By Lucia Moses
The Wall Street Journal is exploring new ways to drum up revenue from readers, including an ad-free version of its digital platforms, the possibility of charging on a per-article basis and even charging extra for home delivery, according to an online survey it is sending out to readers.
Like all publishers with advertising as part of their model, the Journal is looking to get more money from readers as it grapples with declining ad revenue. The Journal is a publishing outlier in that it gets more money from readers than advertising; circulation revenue surpassed advertising revenue in the last fiscal year.
The Journal has been protective of that revenue stream. It’s been conservative about spreading its editorial content on social platforms such as Facebook where the monetization opportunities are unclear. It’s closed up loopholes that enabled people to access articles for free and built a module to share articles across News Corp publications.
In the survey, the Journal laid out several initiatives it was exploring and asked respondents for their feedback as well as about their willingness to pay for Journal content at different price points.
In the case of the ad-free version for digital platforms (smartphone and tablet apps and website), the Journal said in the survey that it was under exploration but didn’t say if or how much more it would cost. In the case of the per-article charge, the Journal said it was considering 79 cents an article. It also said it was considering charging for delivery of the print edition, but didn’t elaborate on what the cost would be. The Journal said it also was looking into a dedicated crosswords and puzzles app.
Asked for comment, The Journal provided a statement, saying: “As a membership business, The Wall Street Journal is always looking to build on its knowledge to enhance and innovate the experience for members. We have a constant feedback loop with our members and this is just one example.”
The Journal currently charges $32.99 a month for either print or all-access digital also, while the print-digital bundle costs $36.99 a month. The Journal has set a goal of reaching 3 million subscribers to all Dow Jones products (which includes the Journal as well as Barron’s, Financial News and other products) by the middle of this year. It’s now a little over 2 million, about equally split between print and digital.

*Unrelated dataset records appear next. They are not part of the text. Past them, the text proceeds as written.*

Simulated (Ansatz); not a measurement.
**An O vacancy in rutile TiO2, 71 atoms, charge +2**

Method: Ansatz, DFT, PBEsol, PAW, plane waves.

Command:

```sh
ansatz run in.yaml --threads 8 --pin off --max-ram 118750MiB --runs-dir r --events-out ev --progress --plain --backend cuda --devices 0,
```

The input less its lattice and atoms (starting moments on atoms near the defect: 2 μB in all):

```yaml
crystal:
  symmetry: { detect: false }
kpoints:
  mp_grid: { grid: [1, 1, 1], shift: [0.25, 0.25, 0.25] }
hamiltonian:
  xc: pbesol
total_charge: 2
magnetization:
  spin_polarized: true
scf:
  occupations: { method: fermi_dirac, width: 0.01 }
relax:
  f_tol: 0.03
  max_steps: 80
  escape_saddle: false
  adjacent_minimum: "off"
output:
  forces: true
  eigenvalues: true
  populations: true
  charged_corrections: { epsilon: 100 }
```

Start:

The Journal isn’t alone in exploring an ad-free option. The New York Times has said it’s preparing an offering that will cost more than the regular digital subscription, in response to the growing number of people using ad blocking software. A handful of others have gone this route, too, including Wired and The Atlantic.
There’s been growing interest in micropayments from publishers, but there’s skepticism that they’ll catch on with readers because of the hassle factor.
The most controversial of the ideas may be charging for home delivery, something the Journal seems to be aware of, judging by a question asking readers if they considered such a charge to be “reasonable” or not.